Stratfor on Ares and the Future of Manned Spaceflight

George Friedman’s Stratfor, a private intelligence corporation, provides first-rate geopolitical and technological analyses and forecasts that I quote often in this blog and elsewhere. His recent book, The Next 100 Years, has interesting parallels with forecasts made here, partly because of his long-range perspective. For example,

So we will see … until about 2070, a period of dramatic economic growth, accompanied by social transformation.

This sounds much like a Maslow Window to me although we believe that it will continue through much of the 2070s. (However, I don’t believe in quibbling over a few years when you’re comparing forecasts for the latter part of the 21st century!)

The Ares 1-X launch points to the human future in space. Click Ares.

However, in Stratfor’s recent analysis (10/28/09) on “Ares and the Future of Manned Spaceflight” there are key statements that appear inconsistent with our experience of great explorations and major technology programs of the last 200 years, including current global trends. For example,

A manned space program is an enormous investment … With billions being poured into the wars in Iraq and Afghanistan … and the economic crisis still being felt, whether the Constellation program and its $ 100 billion price tag makes sense is a serious one even without taking into account the lack of a scientific or popular consensus for returning to the Moon.

Here, Stratfor ignores significant international momentum for a manned Moon program, as well as “early ebullience” in many countries — including Panama, Japan, India, Brazil, China, and South Korea — signaling our rapid approach to the 2015 Maslow Window.

More fundamentally, Stratfor seems unaware of our current position in the long wave. We are just beginning to recover from a great recession similar to those that have occurred within a decade of the opening of every Maslow Window of the last 200 years (except for the 1960s Apollo Maslow Window).

Within a few years, as we recover and re-enter the “greatest economic boom ever,” that was postponed in late 2007 by a financial panic, history shows we’ll enter a Golden Age of Prosperity, Exploration, and Technology, much like we did in the early 1900s. Back then the U.S. was recovering from the Panic of 1893 and the 1890s great recession, which blossomed into arguably America’s most ebullient Maslow Window. It’s unprecendented, transformational events included the opening of the Panama Canal and Peary’s expedition to the North Pole, as well as perhaps the most ebullient U.S. president of all time: Theodore Roosevelt.

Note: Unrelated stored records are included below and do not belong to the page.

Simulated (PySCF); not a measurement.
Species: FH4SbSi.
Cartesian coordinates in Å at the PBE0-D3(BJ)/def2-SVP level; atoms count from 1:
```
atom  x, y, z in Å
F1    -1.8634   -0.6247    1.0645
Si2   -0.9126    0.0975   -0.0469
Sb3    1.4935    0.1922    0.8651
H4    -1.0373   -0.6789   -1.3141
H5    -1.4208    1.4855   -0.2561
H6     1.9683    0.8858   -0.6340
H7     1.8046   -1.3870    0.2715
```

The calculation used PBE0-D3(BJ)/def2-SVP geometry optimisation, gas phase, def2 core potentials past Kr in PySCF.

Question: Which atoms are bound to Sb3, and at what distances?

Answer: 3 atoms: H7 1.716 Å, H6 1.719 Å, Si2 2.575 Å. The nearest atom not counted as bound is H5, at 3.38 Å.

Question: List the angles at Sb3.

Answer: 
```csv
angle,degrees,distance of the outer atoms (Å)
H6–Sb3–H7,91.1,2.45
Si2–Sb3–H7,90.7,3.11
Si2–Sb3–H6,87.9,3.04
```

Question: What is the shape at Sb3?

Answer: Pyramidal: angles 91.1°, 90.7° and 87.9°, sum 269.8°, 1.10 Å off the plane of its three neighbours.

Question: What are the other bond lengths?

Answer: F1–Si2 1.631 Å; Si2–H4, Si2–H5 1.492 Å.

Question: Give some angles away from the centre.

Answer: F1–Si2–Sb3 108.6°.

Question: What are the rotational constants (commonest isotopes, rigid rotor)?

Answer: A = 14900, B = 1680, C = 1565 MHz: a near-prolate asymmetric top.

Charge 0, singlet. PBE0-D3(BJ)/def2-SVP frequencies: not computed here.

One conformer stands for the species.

No Maslow Window has ever opened late or been diminished by any financial panic or great recession that preceded it. All indicators show the 2015 Maslow Window is on schedule.

Stratfor also seems a little unsure about the importance of humans in space. As the Shuttle retires,

the implications of a nationally controlled U.S. manned access — though it is certainly noteworthy that the second nation to put a man into space and the first to put a man on the Moon will be without it for the first time since then — are not necessarily of immediate strategic concern.

This would have been like saying in 1957 that the implications of the Soviets orbiting a small satellite called Sputnik — while certainly surprising and noteworthy — do not pose a direct threat to the West and are not necessarily of immediate strategic concern. All it did, of course, was set off the Cold War space race, revitalize education in the U.S., and result in the first human landing on the Moon 12 years later. In response to the U.S. being grounded and increasing international interests in the Moon, something similar may happen again, which Stratfor seems to admit further down,

Without forward progress in this regard, countries like China … will begin to refine their understanding of manned spaceflight and reduce the U.S. lead in this area.

Stratfor also seems unclear about the timing and magnitude of future manned spaceflight.

The question is not if humans will return to space in a meaningful way after the ISS is retired, but when. When that will be, or if meaningful investment in manned spaceflight over the course of the next decade will ultimately be decisive or not, probably will remain unclear in the near future.

Global trends over the last 200 years — including current international space program developments — strongly suggest the 2015 Maslow Window will feature unprecedented, transformative activities in manned spaceflight, including international Moon exploration, space-based solar power, and/or manned interplanetary missions possibly including Mars.

Based on an extrapolation of MEP trends over the last 200 years, including the costs of recent and current secondary MEPs, large space programs between now and 2025 will cost in the range of $ 1 T to 3 T (in 2007 USD).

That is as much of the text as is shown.